JPMorgan Chase & Co. (NYSE: JPM) announced Monday it will suspend its share-buyback program in an apparent reaction to probes into its recently announced losses of as much as $2 billion in derivatives contracts in London.
Shares of the New York-based bank fell as much as 3.7 percent to $32.26 but recovered in late trading to $32.52 after CEO Jamie Dimon made the announcement at a conference sponsored by rival Deutsche Bank in New York.
Dimon said JPMorgan's buyback suspension was intended to preserve capital as a commitment to regulators. The $15 billion share buyback campaign had been announced after the biggest U.S. bank said it had passed mandatory tests imposed by the U.S. Treasury.
Government regulators, including the FBI, are probing the bank's risk and accounting practices following the May 10 disclosure about the trading losses -- that the bank would suffer massive, billion-dollar losses on an ill-devised trading strategy.

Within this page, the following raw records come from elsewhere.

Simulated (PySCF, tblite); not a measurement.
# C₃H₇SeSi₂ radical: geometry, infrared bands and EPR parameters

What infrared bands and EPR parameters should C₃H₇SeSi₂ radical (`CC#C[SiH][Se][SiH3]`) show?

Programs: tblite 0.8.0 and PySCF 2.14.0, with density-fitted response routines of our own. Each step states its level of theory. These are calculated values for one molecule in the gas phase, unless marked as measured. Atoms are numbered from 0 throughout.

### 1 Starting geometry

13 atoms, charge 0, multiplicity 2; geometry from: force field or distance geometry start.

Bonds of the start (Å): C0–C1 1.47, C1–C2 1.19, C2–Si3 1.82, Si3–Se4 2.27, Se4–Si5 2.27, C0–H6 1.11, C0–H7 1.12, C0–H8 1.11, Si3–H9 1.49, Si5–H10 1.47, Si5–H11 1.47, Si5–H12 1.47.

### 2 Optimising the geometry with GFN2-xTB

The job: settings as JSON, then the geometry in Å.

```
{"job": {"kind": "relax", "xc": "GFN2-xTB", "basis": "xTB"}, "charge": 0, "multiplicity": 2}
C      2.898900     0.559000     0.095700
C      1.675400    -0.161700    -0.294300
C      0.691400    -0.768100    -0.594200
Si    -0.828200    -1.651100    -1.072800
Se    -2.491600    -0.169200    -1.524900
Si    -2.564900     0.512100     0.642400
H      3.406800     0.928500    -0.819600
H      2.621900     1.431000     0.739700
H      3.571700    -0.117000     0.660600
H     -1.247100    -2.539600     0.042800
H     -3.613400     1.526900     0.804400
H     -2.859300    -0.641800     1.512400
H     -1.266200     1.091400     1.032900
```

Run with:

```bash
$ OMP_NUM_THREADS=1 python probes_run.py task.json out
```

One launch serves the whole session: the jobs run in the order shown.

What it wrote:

Dimon previously boasted of the bank's'fortress balance sheet as the reason why it could buy back shares without running afoul of capital requirements.
The embattled CEO said JPMorgan still planned to maintain its 30 cent a share quarterly dividend payouts, despite the current investigation.
At the annual meeting [on May 16] I made a mistake. I said, 'I hope we will be able to continue the dividend.' We intend to continue it, Dimon said Monday.
JPMorgan's market capitalization is $123.8 billion.